Wagon-R is Maruti's Christmas offering; govt rules out divestment Neena Haridas in New Delhi

The Wagon-R, the 'tall boy' car from Maruti Udyog Limited, a 50:50 joint venture between the Indian government and Suzuki Motor Corporation of Japan, is to be priced between Rs 375,000 and Rs 425,000 (ex-showroom) in Delhi, according to some sources.

Although MUL managing director Jagdish Khattar refused to put a price on it today, a few others sources said the model will be priced between Rs 300,000 and Rs 333,000 -- the price range of the Hyundai Santro and Daewoo Matiz.

O Suzuki, president and chief executive officer, SMC, will launch the Wagon-R on Christmas.

Email this report to a friend Nicknamed ''the original tall boy'', the Wagon-R's price would be near that of Euro-II compliant version of the Zen VXI, which is available at around Rs 380,000 (ex-showroom) in Delhi.

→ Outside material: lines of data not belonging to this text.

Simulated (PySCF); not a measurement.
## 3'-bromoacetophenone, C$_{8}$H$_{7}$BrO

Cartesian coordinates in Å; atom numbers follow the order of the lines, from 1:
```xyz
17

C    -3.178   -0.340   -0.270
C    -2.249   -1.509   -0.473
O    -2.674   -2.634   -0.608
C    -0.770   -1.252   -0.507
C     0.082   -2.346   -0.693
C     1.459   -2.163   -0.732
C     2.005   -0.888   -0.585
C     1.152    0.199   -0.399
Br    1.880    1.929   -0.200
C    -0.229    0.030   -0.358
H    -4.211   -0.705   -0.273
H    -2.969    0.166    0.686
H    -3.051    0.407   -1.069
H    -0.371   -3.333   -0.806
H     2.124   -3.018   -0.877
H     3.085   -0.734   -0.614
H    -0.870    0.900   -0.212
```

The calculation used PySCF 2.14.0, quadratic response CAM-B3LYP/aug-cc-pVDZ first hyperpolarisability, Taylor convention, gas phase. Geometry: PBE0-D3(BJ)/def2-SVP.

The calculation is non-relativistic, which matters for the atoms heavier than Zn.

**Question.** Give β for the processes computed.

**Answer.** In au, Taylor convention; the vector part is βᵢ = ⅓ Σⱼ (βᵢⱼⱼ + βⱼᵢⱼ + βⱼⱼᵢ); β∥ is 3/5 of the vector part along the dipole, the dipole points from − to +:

While price rise to the tune of around Rs 21,000 to Rs 24,000 would be announced on the Zen VXI version next month, the impact of cost hike has been taken into account in case of WR, sources said. WR will be Euro-II compliant.

The Wagon-R is a 1061 cc vehicle with a 16-valve multi-point fuel injection engine. MUL will launch three variants of the 1.1 litre car on Christmas and would seek to sell 60,000 units of WR next financial year. All the three variants would be petrol-driven.

Just 27 days ago, the company launched the Baleno in the premium segment. It was in 1994 that MUL launched the Esteem. In 1993, it had introduced the Zen.

MUL chairman Suzuki, who arrived in India on Wednesday night, told mediapersons that the company will require an additional investment of at least Rs 3 billion to fund the massive expansion plans.

Suzuki, however, refused to give details on the route that the company will take to pump in the investment. He said, "I cannot comment on whether it will be in the form of debt or equity. But we plan to launch several new models in India and this requires considerable investment in machinery, plant, paint shop etc."

Suzuki did not specify the new models that his company is planning to launch in India in the coming months.

Meanwhile, Manohar Joshi, Union Minister for Heavy Industries and Public Enterprises, made it clear that the government has no plans to divest its stake in MUL.

Interestingly, Murasoli Maran, Union Commerce and Industry Minister, was conspicuous by his absence at the welcome meet organised for Suzuki by the Federation of Indian Chambers of Commerce and Industry. It may be recalled that Maran had preferred RSSLN Bhaskarudu to Jagdish Khattar for the post of MUL managing director, when relations between the venture partners were strained.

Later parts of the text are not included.